Hydraulics basics

The word hydraulics comes from the Greek words hydraulikos´ and hydraulos. The latter means water organ and is composed of the words hy’dör (water)´ and aulo's (tubes). The water organ, also called hydraulis, was constructed already in antiquity and was used well into 800 AD. It used water instead of human pump power. Hydraulics is thus based on the fluid under pressure in some form of pipe or tube. By subjecting the liquid to pressure differences in a closed system, one can get the hydraulic power of mechanical energy.
In other words, hydraulics is the smart way to transfer, store and control the energy by means of liquid. With the help of engines, pumps, hoses and valves one can achieve very high power, high efficiency and precision of energy transfer. These forces can in turn be adjusted and tamed depending on how the hydraulic cylinder will be used. Hydraulics is based on a cycle of fluid that allows you, for example, to operate the bucket on an excavator. When gases, such as air, are used instead of liquid it is called the field of pneumatics.
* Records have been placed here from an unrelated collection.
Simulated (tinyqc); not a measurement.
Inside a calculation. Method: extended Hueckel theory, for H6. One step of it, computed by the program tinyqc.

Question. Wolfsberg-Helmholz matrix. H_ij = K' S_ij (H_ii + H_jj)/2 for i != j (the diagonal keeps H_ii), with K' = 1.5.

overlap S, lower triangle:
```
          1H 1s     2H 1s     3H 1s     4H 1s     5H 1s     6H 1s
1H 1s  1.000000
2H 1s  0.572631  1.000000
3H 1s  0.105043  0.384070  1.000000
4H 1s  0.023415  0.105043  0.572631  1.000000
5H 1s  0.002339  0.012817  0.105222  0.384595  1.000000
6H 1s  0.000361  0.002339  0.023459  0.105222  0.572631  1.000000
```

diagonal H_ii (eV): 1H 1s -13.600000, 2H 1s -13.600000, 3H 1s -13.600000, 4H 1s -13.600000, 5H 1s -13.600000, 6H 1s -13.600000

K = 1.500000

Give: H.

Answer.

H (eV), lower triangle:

DIFFERENT TYPES OF HYDRAULICS

Modern hydraulic systems are usually divided into hydrostatic systems and hydrodynamic systems. In turn hydrostatic systems can be divided into two types. One where the liquid has a high pressure and one part where the fluid has atmospheric pressure. The liquid is transported through the ducts and valves of any type of engine and the pressure cylinder. Then there is converted energy from the pressurized fluid to mechanical energy. A hydrostatic system is common in e.g. work vehicles where the ratio of the power and weight must be very high. Hydrodynamic systems are used almost exclusively for transmissions for different types of vehicles. One example is automatic transmissions.